This sense of absolvent inevitability, that the violence had nothing to do with incitement or facilitation by the political leadership, continued unabated, pushed on by the ODM and by eager senior members of Kenya's civil society. Speaking before the US Congress, the Kenya National Human Rights Commission's Maina Kiai, denied that there was ethnic cleansing, famously terming the violence 'political, with ethnic undertones.' Those undertones burned the homes of people of specific ethnicities, markd them before they burned them, emblazoned them with messages of hate -remember 41 against 1, and completely cleansed entire districts of non-'native' residents. That this word, 'native' or the other, 'settlers' have gained such currency in our times is in itself truly shameful.
Others of this lot have sought to explain the violence as a case of land pressure, poverty, and hunger, acting to collect regiments of 2000 warriors and sending them into killing frenzies of such speed and efficacy that the victims had little chance of saving themselves. This explanation does not explain why fleeing people were pursued and dumped into a river. Nor does it provide the motivation for the poisoning attempts at IDP camps across the border in Uganda.

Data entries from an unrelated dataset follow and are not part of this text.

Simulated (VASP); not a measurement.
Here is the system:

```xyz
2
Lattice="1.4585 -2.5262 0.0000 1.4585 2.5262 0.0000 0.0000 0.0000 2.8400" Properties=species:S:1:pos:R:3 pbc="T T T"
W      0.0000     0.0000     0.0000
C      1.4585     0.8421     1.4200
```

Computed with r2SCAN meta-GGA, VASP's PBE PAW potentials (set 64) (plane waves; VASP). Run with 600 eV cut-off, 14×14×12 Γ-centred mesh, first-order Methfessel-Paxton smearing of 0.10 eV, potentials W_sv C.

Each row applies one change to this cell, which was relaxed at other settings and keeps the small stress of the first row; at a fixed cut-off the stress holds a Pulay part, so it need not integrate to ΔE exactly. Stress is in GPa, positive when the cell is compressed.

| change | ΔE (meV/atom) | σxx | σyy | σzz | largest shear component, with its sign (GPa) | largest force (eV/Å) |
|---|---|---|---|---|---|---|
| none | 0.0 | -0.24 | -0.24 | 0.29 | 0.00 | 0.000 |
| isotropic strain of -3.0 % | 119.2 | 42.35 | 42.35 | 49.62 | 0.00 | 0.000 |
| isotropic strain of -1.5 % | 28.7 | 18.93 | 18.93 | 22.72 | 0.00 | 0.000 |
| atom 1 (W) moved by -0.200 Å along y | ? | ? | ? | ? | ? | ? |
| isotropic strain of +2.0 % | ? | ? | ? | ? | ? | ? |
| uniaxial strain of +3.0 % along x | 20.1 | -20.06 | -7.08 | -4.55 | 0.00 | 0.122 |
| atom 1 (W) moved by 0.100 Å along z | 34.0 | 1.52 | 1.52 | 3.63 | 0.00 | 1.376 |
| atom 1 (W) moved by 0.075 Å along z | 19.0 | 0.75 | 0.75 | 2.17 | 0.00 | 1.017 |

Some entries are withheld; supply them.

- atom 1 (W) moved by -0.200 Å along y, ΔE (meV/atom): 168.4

In a report on the land crisis with Chris McGreal of the UK Guardian, former Transparency International boss Mwalimu Mati explained:"The root cause of our crisis is that the land did not get bought by the people who lost it but by the Kikuyu elite of the time. That was the situation in Central province where the Kikuyu came from. Kenyatta then settled the poor landless Kikuyu in the Rift Valley on land that had belonged to the Kalenjin," says Mati.
Further on in the interview, in an effort to explain the Mt. Elgon district violence, Mati explains:
"The violence was going to happen so long as the original grievance was not addressed. It never has been."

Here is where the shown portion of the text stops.